Posted: Wed Nov 01, 2017 11:23 am
by Future FA
The old timers had financial advisers through banks or wealth management companies. They sat down with you and gave you some 6% return rate graph until you reach 65. One and done. Maybe every once in a while they contact you to re balance a little if you have a large asset. For most they hardly bother. You either have to track them down to tell them exactly what you want and still you likely ended up being told that you need to contribute more money. There is very little intelligence built in the process, especially considering you have been paying 1-2% of the entire portfolio.

The old way makes no sense because :(
  • For millennials, how many times career changes you may have to make before 65? Let alone how many jobs.
    Jobs with a pension plan or even company matching RRSP/401K are harder and harder to find.
    Interest rate has been low for decades = Bonds, GIC and saving options are mostly lower than inflation
There are also opportunities of course. :)
  • Rise of robot advisers and other AI/ML technologies
    Trading platforms are getting cheaper and easier to use for this tech generation
    Level 2 data is more comprehensive and affordable

With all the info now on our finger tips, is there a better way to tackle the challenges?

Re: How should modern financial planning be done properly?

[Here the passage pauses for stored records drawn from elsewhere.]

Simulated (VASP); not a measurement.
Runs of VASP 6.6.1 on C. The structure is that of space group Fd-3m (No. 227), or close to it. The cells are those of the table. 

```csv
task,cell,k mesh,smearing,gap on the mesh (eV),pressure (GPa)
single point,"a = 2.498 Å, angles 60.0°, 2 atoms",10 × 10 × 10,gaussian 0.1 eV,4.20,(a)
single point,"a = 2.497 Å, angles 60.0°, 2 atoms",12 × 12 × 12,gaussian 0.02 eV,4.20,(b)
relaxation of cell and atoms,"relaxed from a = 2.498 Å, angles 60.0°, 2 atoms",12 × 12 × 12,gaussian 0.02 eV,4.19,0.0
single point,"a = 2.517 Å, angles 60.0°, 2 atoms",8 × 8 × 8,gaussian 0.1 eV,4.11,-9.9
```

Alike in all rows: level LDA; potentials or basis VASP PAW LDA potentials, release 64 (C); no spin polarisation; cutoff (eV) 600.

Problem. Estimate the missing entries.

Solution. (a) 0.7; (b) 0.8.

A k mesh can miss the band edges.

Posted: Thu Nov 02, 2017 10:52 am
by Almost Old Timer
I don't think you should just talk about "old timers".
Some of "them" were active traders before you were born and for "some of you" the financial advisers are the best you can do.
You are right that things have changed though, so I think we should talk about the "old times" rather than the "old timers".
I also think you should use fewer acronyms, or explain them first time you use them.
I think I know what AI/ML means but in the context of current individual investing... I think it's a wild goose.
Also because once it becomes the "battle of algorithms" (I think it already started) those with winning algorithms have no reason to share them so only mediocre ones will be available to the public.
Basically, a good tide (like now) will rise all ships (even mediocre ones) making people think they are winning so they invest more, just so the pros can slowly skim off their money.

Re: How should modern financial planning be done properly?

Posted: Thu Nov 02, 2017 10:55 am
by Almost Old Timer
I also think you should allow more selections in your poll; one should never have all eggs in one basket.

Investment Savings Accounts

Posted: Thu Nov 23, 2017 2:16 pm
by Chare
Also there are Investment Savings Accounts available with most brokers.

You can park cash in any accounts (usually RRSP or TFSA eligible) by buying them just like you would purchase a mutual fund. They typically pay higher interest rate than money market funds.
The cash parked are also counted towards the cash balance available besides as part of the asset in total.

e.g. RBF2010 with RBC Direct Investing
DYN1300 with Scotia iTrade

currently paying 0.95% interest


Posted: Fri Dec 15, 2017 3:46 pm
by Chare
Saving interest rates are starting to move up.
Christmas time is time to shop around. You will find that in Canada there are some better TFSA saving rates than others.
For example Alterna Bank just increased their TFSA to 2.05%.
So if now you are with a bank offering 1.5%, it may be worth-well to move some.

If you are planning to move your TFSA funds from one financial institution to another, you might want to consider withdrawing funds from your current TFSA in December and depositing them in a new financial institution in January once 2018 has arrived. because:

1. Any withdrawal that you make will open up contribution room for the following year without any tax implications.

2. Make a withdrawal as late in December as possible in order to minimize the number of days the funds are outside of a TFSA.